Two brokers can advertise the same 0.1-pip spread and give you completely different results. The difference is execution — how fast, and at what price, your order actually fills. It's the cost that never appears on the pricing page, and over hundreds of trades it matters more than the spread you were comparing.
Here's what really drives execution speed, and how to check it before you commit real money.
Market execution vs a dealing desk
The first thing to know is who is on the other side of your order.
- Market execution (STP/ECN) — your order is routed to liquidity providers and filled at the best available price. No one is deciding whether to accept it.
- Dealing desk — the broker can take the other side, and can requote or reject orders that don't suit them.
For speed and fairness, you want market execution. A broker that can requote you is a broker that can slow you down at exactly the wrong moment.
Where the milliseconds actually go
"Fast execution" isn't one thing — it's a chain, and it's only as quick as its slowest link:
- Your connection to the broker's server.
- Server location — a server far from the liquidity venues adds latency to every order.
- The broker's liquidity — deep, multiple liquidity providers mean an order fills quickly at a good price; thin liquidity means partial fills and slippage.
- The bridge/technology routing your order to those providers.
A broker can't fix your internet, but the other three are theirs to get right — and they're what separates genuinely fast execution from a marketing line.
Speed you can measure is real. Speed on a banner is not. Judge execution on a live account, not a homepage.
Slippage — the honest part nobody advertises
Slippage is the gap between the price you clicked and the price you got. It isn't inherently bad — in a fast-moving market some slippage is physics, not malpractice. What matters is whether it's symmetric: a fair broker slips you against and in your favour as the market moves. Consistent slippage that only ever costs you is a red flag worth walking away from.
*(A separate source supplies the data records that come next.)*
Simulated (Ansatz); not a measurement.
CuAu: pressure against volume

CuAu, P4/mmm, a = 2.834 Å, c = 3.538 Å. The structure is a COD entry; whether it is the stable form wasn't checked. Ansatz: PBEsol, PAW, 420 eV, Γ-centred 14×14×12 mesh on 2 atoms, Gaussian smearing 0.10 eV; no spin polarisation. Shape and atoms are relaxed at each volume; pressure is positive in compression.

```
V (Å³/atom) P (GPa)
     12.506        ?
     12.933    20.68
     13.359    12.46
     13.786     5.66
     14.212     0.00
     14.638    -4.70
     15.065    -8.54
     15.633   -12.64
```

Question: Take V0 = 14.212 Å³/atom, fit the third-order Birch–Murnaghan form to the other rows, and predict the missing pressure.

How to test execution before you trust it
You don't have to take anyone's word for it:
- Open a demo on the broker's live server (not a separate demo server) and place orders during a busy session.
- Trade a news event in demo and watch what happens to fills and slippage when volatility spikes.
- Start live with small size and compare your fill prices to the quoted prices for a week.
- Check that stop and limit orders trigger cleanly at your levels.
If fills are quick and slippage is fair under pressure, that's a broker whose execution you can build on. Alpin Markets runs market execution on MetaTrader 5 — the same conditions on demo and live, so what you test is what you trade.
The takeaway
Spread gets you in the door; execution is what you actually pay. Before you judge a broker on its pricing page, judge it on how its orders fill when the market moves — because that's the number that shows up in your account.
This article is general information for educational purposes only and is not investment advice. Trading leveraged products carries a high risk of loss.